James O'Keefe (Win McNamee/Getty Images)
James O'Keefe, the 28-year-old filmmaker known for a series of undercover video stings targeting federally-funded organizations, called the use of secret cameras that captured Mitt Romney's comments at a private fundraiser "an effective tactic that has a place in a democracy." But he accused the news media of using a double standard when covering the new video and when writing about the films he produced.
"I think that there's definitely been a double standard amongst professional journalists here because they've been pretty much raking Project Veritas over the coals for about three years," O'Keefe told Yahoo News during a phone interview from his office in New York. Project Veritas is the organization he founded to produce his videos. "There are no questions about whether it [the video of Romney] was dubbed or doctored, whether there are criminal, potentially state crimes committed in the course of taking that camera around, whether somebody left the camera there and walked away."
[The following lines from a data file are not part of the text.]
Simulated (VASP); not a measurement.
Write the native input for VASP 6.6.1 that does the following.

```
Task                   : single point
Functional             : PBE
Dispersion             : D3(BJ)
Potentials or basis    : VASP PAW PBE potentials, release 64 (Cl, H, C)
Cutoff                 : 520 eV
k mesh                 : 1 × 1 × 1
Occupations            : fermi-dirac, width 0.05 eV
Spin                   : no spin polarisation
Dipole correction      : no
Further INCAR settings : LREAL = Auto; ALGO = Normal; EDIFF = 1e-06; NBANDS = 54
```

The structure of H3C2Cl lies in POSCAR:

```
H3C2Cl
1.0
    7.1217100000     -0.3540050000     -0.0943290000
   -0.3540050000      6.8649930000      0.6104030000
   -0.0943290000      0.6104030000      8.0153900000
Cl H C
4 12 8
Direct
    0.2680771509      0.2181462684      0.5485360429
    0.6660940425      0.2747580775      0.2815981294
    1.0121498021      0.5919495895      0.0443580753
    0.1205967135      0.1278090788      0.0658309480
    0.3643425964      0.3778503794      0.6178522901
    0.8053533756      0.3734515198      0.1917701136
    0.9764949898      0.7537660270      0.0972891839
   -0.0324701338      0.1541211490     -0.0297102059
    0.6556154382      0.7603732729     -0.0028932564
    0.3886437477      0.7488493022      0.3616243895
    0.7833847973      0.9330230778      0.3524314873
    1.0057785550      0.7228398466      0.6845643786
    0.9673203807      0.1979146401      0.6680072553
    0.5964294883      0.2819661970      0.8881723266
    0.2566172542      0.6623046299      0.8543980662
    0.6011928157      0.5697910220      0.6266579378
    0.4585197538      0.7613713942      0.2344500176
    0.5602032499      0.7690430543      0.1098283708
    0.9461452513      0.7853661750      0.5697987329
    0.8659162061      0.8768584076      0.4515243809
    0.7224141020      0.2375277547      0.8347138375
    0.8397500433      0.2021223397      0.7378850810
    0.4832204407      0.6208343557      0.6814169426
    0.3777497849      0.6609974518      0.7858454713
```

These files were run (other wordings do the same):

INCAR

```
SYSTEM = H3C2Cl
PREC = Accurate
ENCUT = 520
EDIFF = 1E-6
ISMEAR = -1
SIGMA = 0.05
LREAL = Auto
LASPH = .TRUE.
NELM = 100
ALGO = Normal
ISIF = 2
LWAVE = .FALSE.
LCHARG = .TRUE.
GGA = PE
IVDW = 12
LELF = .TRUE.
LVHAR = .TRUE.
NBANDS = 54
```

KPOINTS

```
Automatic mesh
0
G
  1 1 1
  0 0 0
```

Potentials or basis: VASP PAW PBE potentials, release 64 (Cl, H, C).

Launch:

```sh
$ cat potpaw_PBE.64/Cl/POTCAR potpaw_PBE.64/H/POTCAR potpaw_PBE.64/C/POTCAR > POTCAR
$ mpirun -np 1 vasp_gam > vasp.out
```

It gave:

A series of video clips taken surreptitiously during a May fundraiser showed Romney telling donors in Florida that he will "never convince" people who are not eligible to pay income taxes to "take personal responsibility and care for their lives." These Americans, who Romney characterized as Obama supporters, "are dependent upon government...believe that they are victims...believe the government has a responsibility to care for them," Romney said. The videos, taken by an anonymous source and popularized by the left-leaning Mother Jones magazine on Tuesday, received so much media coverage that Romney called an emergency press conference on Tuesday night to discuss his remarks.
One of the nation's most notorious young political filmmakers, O'Keefe first made a name for himself in 2009 when he filmed employees of the advocacy group ACORN offering advice to what they were told was a couple seeking to establish a brothel using underage girls. In response, Congress voted to cut off federal funding for ACORN. In January 2010, O'Keefe was arrested when he posed as a telephone repairman at the New Orleans offices of Louisiana Democratic Sen. Mary Landrieu. The congresswoman had told constituents that her phone lines were not functioning, and O'Keefe intended to prove that the phones were working properly. He was caught during production and received a misdemeanor for entering a federal building under false pretenses.
O'Keefe's exploits made him a hero among conservatives, but they invited a wave of scrutiny from the left. An article posted on the liberal Salon.com, for instance, tried to paint him as a racist. Several media outlets incorrectly printed stories that he was a convicted felon, and others dismissed his videos because they were "selectively edited." While O'Keefe's videos were edited, he made it a common practice to provide raw video online. Mother Jones released the full video of Romney on Wednesday, taking "a page out of the Breitbart playbook," after "releasing the tapes one at a time," O'Keefe said.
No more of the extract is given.